The commission therefore finds that in week 41 of 1998 the employe was discharged for misconduct connected with her employment within the meaning of Wis. Stat. § 108.04(5).

The commission further finds that the employe was paid benefits for week 41 of 1998 through week 6 of 1999, amounting to a total of $1462.00 for which she was not eligible and to which she is not entitled, within the meaning of Wis. Stat. § 108.03(1). Pursuant to Wis. Stat. § 108.22(8)(a), the employe is required to repay such sum to the Unemployment Reserve Fund.

The commission further finds that waiver of benefit recovery is not required under Wis. Stat. § 108.22(8)(c), because although the overpayment did not result from the fault of the employe as provided in Wis. Stat. § 108.04(13)(f), the overpayment was not the result of a department error. See Wis. Stat. § 108.22(8)(c)2.

DECISION

The decision of the administrative law judge is reversed. Accordingly, the employe is ineligible for benefits beginning in week 41 of 1998, and until seven weeks have elapsed since the end of the week of discharge and she has earned wages in covered employment performed after the week of discharge equaling at least 14 times her weekly benefit rate which would have been paid had the discharge not occurred. She is required to repay the sum of $1462.00 to the Unemployment Reserve Fund.

For purposes of computing benefit entitlement: Base period wages from work for the employer prior to the discharge shall be excluded from any computation of maximum benefit amount for this or any later claim. If the employe was also paid base period wages from work by other covered employers, the excluded wages shall be used to determine benefit eligibility. However, any benefits otherwise chargeable to a contribution employer's account shall be charged to the fund's balancing account.

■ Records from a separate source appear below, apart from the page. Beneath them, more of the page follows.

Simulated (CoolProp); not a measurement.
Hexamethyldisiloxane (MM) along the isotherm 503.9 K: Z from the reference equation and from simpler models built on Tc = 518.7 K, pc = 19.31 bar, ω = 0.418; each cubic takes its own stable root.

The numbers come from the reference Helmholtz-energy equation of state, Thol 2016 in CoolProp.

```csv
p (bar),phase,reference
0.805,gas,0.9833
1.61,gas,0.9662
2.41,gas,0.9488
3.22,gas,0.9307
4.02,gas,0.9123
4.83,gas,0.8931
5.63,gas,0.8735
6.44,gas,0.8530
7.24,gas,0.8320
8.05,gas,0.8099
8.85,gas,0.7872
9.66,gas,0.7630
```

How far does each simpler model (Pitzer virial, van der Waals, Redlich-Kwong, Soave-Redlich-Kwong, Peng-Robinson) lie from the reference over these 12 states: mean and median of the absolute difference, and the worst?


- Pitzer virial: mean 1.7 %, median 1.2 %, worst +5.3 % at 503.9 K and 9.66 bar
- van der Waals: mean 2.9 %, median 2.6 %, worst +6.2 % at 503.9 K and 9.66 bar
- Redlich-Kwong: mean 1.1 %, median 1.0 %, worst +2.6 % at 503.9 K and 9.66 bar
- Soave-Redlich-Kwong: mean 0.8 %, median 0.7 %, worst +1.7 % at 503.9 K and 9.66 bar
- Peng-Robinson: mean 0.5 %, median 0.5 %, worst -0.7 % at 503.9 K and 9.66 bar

Dated and mailed: February 17, 1999
allenpa.urr : 145 : 3  MC MC 605.05

/s/ David B. Falstad, Chairman

/s/ Pamela I. Anderson, Commissioner

/s/ James A. Rutkowski, Commissioner

MEMORANDUM OPINION

The commission discussed witness credibility and demeanor with the ALJ who held the hearing, and the reasons for his credibility determinations are noted in the commission's decision. However, for the reasons set forth in the decision, the commission disagrees with the ALJ's credibility assessment.